- Published: Monday, 10 August 2015 12:36
Recent shenanigans in the Australian political arena have inspired me to revisit a couple of expressions that have been key words in all the drama of late — politicians and perks.
First I was interested to see whether mainstream dictionaries had got round to revising their entries for politician, finally acknowledging that definitions like the following are no longer “obsolete” (if they ever were!):
Politician: A politic person; chiefly in a sinister sense, a shrewd schemer; a crafty plotter or intriguer. Obs. [Oxford English Dictionary 2nd Edition]

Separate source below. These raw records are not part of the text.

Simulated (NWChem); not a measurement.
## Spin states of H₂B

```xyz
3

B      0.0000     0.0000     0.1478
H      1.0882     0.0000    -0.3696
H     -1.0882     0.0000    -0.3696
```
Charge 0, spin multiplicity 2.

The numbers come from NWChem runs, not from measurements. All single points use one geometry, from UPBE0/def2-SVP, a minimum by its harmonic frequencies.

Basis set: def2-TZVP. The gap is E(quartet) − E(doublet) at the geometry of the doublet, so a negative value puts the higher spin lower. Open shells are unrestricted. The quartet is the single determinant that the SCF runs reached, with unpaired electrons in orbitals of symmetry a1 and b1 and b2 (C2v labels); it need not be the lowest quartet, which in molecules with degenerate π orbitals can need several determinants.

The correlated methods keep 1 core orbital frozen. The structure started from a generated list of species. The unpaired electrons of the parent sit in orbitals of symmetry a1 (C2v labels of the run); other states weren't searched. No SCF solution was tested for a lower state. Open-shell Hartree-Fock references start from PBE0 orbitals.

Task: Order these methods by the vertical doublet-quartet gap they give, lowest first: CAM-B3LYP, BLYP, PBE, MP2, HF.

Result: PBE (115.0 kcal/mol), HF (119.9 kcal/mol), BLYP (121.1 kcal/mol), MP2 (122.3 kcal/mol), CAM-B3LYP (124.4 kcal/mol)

This negative description grew out of earliest senses of politic that saw a rapid decline from earlier ‘prudent, sagacious’ to ‘scheming, conniving’. This development is not surprising — words to do with intelligence typically acquire overtones of deceitfulness. Crafty, cunning and artful were once favourable too, but they deteriorated spectacularly (and clever is well on the way to joining them). It seems we are mistrustful of those who demonstrate advanced thinking powers— or is it more that dishonest tendencies lurk in smart human beings? Something is driving this shift.
Now, with time words can acquire a kind of “semantic halo” (to use novelist C.S. Lewis’ term), and like many I’ve used politician as an example of this process. As the story goes — the shift from permanent monarchies to democratically elected representative governments triggered an elevation of terms like politician and democracy. Hence the second neutral sense:
Politician: One versed in the theory of science of government and the art of governing; one skilled in politics; one practically engaged in conducting the business of the state; a statesman. [Oxford English Dictionary 2nd Edition]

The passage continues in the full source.